Forcing CUArray for tType and IType in ODESolution

I’m trying to use OrdinaryDiffEq, Zygote, and CUDA to reverse-mode differentiate an ODE running on GPU. My code works on CPU, but hits this error on GPU:

GPU compilation of kernel broadcast_kernel(CUDA.CuKernelContext, CuDeviceVector{Float32, 1}, Base.Broadcast.Broadcasted{Nothing, Tuple{Base.OneTo{Int64}}, typeof(identity), Tuple{Base.Broadcast.Extruded{Vector{Float32}, Tuple{Bool}, Tuple{Int64}}}}, Int64) failed KernelError: passing and using non-bitstype argument Argument 4 to your kernel function is of type Base.Broadcast.Broadcasted{Nothing, Tuple{Base.OneTo{Int64}}, typeof(identity), Tuple{Base.Broadcast.Extruded{Vector{Float32}, Tuple{Bool}, Tuple{Int64}}}}, which is not isbits: .args is of type Tuple{Base.Broadcast.Extruded{Vector{Float32}, Tuple{Bool}, Tuple{Int64}}} which is not isbits. .1 is of type Base.Broadcast.Extruded{Vector{Float32}, Tuple{Bool}, Tuple{Int64}} which is not isbits. .x is of type Vector{Float32} which is not isbits.

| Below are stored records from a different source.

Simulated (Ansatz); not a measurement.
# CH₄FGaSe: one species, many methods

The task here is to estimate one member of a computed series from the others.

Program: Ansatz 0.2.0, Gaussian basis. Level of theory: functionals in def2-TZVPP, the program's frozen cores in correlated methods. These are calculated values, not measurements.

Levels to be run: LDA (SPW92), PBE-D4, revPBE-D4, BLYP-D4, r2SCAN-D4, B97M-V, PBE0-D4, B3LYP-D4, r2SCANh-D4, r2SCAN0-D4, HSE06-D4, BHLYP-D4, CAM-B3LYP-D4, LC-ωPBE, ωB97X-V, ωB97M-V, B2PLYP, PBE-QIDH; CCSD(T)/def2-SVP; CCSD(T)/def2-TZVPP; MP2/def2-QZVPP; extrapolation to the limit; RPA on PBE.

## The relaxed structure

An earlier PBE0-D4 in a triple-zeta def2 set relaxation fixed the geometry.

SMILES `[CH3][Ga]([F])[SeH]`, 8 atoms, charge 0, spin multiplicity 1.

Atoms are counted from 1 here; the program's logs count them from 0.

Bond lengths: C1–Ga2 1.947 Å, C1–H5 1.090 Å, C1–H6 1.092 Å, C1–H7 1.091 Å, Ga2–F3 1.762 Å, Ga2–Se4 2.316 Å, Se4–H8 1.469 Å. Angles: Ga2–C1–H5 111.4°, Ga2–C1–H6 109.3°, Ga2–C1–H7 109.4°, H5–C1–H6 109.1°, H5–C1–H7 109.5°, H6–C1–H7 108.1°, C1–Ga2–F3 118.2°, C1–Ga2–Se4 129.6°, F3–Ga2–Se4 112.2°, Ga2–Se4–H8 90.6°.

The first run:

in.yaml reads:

The problem seems to be that the tType and IType in ODESolution are CPU Arrays rather than CUDA ones. This is typeof(solve(..)) - note the presence of Vector{Float32}:

ODESolution{Float32, 2, Vector{CuArray{Float32, 1, CUDA.Mem.DeviceBuffer}}, Nothing, Nothing, Vector{Float32}, Nothing, ODEProblem{CuArray{Float32, 1, CUDA.Mem.DeviceBuffer}, Tuple{Float32, Float32}, true, CuArray{Float32, 2, CUDA.Mem.DeviceBuffer}, ODEFunction{true, typeof(ċȧ_primal!), UniformScaling{Bool}, Nothing, Nothing, Nothing, Nothing, Nothing, Nothing, Nothing, Nothing, Nothing, Nothing, Nothing, Nothing, typeof(SciMLBase.DEFAULT_OBSERVED), Nothing}, Base.Iterators.Pairs{Symbol, CuArray{Float32, 1, CUDA.Mem.DeviceBuffer}, Tuple{Symbol}, NamedTuple{(:saveat,), Tuple{CuArray{Float32, 1, CUDA.Mem.DeviceBuffer}}}}, SciMLBase.StandardODEProblem}, Tsit5, SciMLBase.SensitivityInterpolation{Vector{Float32}, Vector{CuArray{Float32, 1, CUDA.Mem.DeviceBuffer}}}, DiffEqBase.DEStats}

How do I make those CUDA arrays? All the arrays passed to ODEProblem have been converted with gpu. I don’t need the interpolation sol.u(t), and I’m using BacksolveAdjoint to differentiate.

Share the code.

Will do - mind if we discuss the specific ODE offline first?